Women vow to fight gender pay inequality

Louise Nousratpour
Wednesday March 11, 2009
The Morning Star

WOMEN trade unionists attacked the government's continued failure to stamp out widening gender pay inequality on Wednesday, pressing the case for mandatory pay audits and collective representation.

Delegates at the 79th TUC women's conference in Scarborough dismissed the voluntary approach to equal pay audits in the private sector and parts of the public sector as "useless," pointing out that the gender pay gap had widened in the last year.

They were particularly scathing about the exemption of private firms that bid for public-sector contracts, especially when the public procurement is worth £160 billion a year.

"Where public money is being spent, it is right and proper that the companies benefiting from that money are, at the very least, required to meet the same high standards in equality as the public sector," UNISON delegate Sue Highton said, adding that the exemption of public-sector organisations such as Post Office Ltd and Royal Mail were "even more bizarre" and demanded that mandatory equal pay audits be extended to all sectors.

PCS delegate Pat Campbell said that, as they stand, the equal pay laws "just aren't working. We have the fourth largest gender pay gap in the EU. And in the civil service, the gap is above the UK average - up to 28 per cent in some areas."

She called for the right for unions to bring representative action, noting that employment tribunals are grinding to a halt as tens of thousands of individual women are fighting for equal pay through the courts.

There are 46,000 equal pay cases pending in Scotland and 130,000 in England, with each case taking anything between eight and 12 years to complete, conference heard.

"We want mandatory audits and equality laws that work. We don't want to spend our lives in court to negotiate equal pay," she added.

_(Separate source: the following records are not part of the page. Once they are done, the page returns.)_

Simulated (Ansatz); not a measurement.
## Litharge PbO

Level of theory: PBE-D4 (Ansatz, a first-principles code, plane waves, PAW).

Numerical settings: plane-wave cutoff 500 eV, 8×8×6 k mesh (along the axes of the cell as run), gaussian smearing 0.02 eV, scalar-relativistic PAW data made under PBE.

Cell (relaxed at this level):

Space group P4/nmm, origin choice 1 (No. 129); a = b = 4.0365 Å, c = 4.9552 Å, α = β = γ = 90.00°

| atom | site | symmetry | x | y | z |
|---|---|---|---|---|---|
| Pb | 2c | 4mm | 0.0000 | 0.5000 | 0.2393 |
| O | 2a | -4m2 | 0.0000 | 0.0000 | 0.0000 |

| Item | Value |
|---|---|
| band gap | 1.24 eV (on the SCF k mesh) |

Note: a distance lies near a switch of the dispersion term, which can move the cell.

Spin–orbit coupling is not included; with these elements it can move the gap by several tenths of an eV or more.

Delegates attacked Business Secretary Peter Mandelson's attempt to scrap measures in the Bill, including enhanced maternity leave and measures to ensure that government contracts were awarded to companies with good records, to protect bosses' interest in the current economic climate.

Diana Holland of Unite stressed that the Single Equality Bill should be strengthened, not watered down.

She said: "We need to be strong and fight against" the minister's attempt to gut the Bill.